Bookmark and Share

Notice: On March 31, it was announced that Statalist is moving from an email list to a forum. The old list will shut down on April 23, and its replacement, is already up and running.

[Date Prev][Date Next][Thread Prev][Thread Next][Date Index][Thread Index]

RE: st: Quantile regression

From   Vasan Kandaswamy <>
To   "" <>
Subject   RE: st: Quantile regression
Date   Sat, 22 Sep 2012 10:55:19 +0000

Thank you very much Nick for you response. 
They are very useful in taking the analysis forward. Is there any way that variability within quartile groups be addressed ?
Best regards,

From: [] on behalf of Nick Cox []
Sent: Saturday, September 22, 2012 11:52 AM
Subject: Re: st: Quantile regression

I will number your commands for ease of discussion.

1. xtile bmi_q = bmi, nquantiles(4)

2. bysort bmi_q sex:sum glucose, detail

3. bysort sex: anova glucose_log bmi_q

4. bysort sex: qreg bmi glucose age

#2 gives descriptive statistics, which no doubt could be useful. I
would expect graphs to be as or more useful, e.g.

scatter glucose bmi || lowess glucose bmi, by(sex)

#1 and #3 are choices that seem very hard to defend in any statistical
discussion. You are throwing away information on variability within
quartile groups of -bmi- and degrading the data.

#4 is puzzling too. Why expect a linear relation between -bmi- and its
predictors? If  there are different relationships according to -sex-,
the most usual tactic is not to fit separate models, but to fit a
joint model with interactions between age and sex.

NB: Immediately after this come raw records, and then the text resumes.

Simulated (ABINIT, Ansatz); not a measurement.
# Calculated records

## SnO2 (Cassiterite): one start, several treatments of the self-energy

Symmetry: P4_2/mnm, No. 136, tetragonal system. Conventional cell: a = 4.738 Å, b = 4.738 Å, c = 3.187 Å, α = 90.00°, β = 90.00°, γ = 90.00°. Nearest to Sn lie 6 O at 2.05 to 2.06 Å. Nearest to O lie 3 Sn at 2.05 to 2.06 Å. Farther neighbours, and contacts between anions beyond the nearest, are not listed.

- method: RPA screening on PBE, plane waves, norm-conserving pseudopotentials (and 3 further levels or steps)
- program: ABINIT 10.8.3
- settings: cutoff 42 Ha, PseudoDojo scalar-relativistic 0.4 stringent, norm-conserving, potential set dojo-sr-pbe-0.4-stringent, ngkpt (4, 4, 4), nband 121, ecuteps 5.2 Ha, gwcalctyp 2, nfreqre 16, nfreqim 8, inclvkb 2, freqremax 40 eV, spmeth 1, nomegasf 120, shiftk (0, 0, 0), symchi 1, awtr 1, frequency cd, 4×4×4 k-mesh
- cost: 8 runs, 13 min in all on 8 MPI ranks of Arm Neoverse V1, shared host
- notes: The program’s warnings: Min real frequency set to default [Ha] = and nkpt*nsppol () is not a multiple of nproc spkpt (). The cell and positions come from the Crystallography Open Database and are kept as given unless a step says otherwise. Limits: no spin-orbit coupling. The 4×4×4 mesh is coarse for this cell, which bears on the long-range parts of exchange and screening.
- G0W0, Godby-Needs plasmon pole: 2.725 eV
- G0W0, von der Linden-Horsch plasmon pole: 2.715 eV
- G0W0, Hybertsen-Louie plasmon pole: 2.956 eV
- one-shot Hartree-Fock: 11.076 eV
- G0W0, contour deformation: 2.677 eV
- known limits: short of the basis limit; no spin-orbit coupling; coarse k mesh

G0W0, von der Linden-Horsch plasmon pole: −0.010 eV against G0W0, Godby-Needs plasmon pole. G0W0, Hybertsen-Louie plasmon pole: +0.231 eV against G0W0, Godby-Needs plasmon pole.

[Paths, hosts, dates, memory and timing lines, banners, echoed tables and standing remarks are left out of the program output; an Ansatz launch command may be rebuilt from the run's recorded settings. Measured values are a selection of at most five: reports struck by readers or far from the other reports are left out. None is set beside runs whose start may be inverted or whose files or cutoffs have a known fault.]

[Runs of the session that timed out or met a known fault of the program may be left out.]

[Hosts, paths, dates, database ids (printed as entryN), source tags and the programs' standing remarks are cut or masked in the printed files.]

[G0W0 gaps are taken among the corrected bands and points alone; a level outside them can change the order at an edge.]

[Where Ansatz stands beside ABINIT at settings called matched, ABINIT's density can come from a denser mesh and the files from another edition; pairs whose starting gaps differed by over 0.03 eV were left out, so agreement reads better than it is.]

If -glucose- is the response, it should not be the predictor in #4.

Why is glucose treated as linear in one model and logged in another?

This is not my field, but I find it difficult to imagine that the
science _demands_ thinking in terms of quartiles. Quartiles are a best
a convenient categorisation and at worst an arbitrary and inefficient

Identifiying a best predictor is never easy and often futile.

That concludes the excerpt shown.